The story is of Grace, nearly a century old in 1999. She once worked at the English estate known as Riverton, and a movie is being made about those days, particularly the tragic events that took place there in 1924. And of course this causes Grace to reminisce.

Morton, in the voice of Grace, has a lovely art with words, paints the most vivid and beautiful pictures. A reader can just as easily envision every scene of the book, and while most of the characters seem to fall toward stereotypes, Morton still manages to give them life and make them real, dimensional. Grace's own naïveté is almost beyond belief, but Morton only just manages to sell it, perhaps because Grace herself owns and admits it with the 20/20 hindsight of old age. Still, it does take her an astounding amount of time to come to the conclusion the readers (if they are astute) have reached within a handful of pages, pretty much from the moment Grace takes up working at Riverton at age fourteen.

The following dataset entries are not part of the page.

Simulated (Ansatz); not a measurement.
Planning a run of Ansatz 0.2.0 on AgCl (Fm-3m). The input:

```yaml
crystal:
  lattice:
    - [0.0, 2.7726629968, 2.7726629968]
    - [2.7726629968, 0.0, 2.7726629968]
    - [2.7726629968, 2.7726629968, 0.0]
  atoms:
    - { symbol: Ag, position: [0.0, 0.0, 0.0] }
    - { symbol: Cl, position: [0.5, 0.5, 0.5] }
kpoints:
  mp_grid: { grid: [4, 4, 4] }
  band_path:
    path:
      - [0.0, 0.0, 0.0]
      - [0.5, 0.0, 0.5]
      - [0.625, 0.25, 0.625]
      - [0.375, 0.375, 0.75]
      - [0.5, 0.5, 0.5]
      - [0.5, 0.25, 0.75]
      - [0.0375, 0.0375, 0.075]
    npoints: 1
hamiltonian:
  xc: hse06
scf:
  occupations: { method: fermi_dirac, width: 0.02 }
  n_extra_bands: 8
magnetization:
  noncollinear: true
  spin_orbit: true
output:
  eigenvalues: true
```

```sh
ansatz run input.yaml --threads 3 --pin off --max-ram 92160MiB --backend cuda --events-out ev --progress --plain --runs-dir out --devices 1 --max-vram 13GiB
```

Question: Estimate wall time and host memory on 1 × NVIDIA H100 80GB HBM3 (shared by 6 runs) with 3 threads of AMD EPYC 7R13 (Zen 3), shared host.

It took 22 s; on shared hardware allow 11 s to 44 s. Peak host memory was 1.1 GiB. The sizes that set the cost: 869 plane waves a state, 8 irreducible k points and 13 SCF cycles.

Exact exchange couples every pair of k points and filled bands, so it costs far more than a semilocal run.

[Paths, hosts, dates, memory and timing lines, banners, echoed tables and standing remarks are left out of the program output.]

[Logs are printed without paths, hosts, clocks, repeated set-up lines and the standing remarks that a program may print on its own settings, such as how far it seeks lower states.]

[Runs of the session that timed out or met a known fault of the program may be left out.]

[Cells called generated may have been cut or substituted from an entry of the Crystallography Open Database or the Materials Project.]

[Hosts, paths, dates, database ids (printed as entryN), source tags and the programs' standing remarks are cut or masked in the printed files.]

It is not, however, a major plot point, this slow realization of Grace's. The true story is of the two Hartford sisters, Hannah and Emmeline. Grace goes from housemaid to attendant on the two girls and finally becomes Hannah's lady's maid, giving her a private view of the goings on within the household, and between the sisters in particular. In the end, that they should each fall in love with the same man (their dead brother's best friend! and a poet besides!) seems almost a given. But again, Morton's writing supersedes the tropes and clichés—even if the story culminates in a lakeside shooting on a summer's night at a Gatsby-like party. (And, no, it's not giving anything away to say so; that a tragedy, a shooting, at a party . . . These things are made clear early in the book. But Morton offers only the most tantalizing morsels about what actually happened until the very end.)

Fans of Downton Abbey or Upstairs, Downstairs may enjoy the setting, the world of wartime England as seen through the lenses of both the privileged and their servants. Romantics might enjoy Grace's affection for a fellow servant, and certainly the love triangle that surfaces toward the end of the book. For myself, I enjoyed all of it. Even the parts that I could guess at, even what I saw coming—Morton's prose rises above and makes even the obvious something to savor.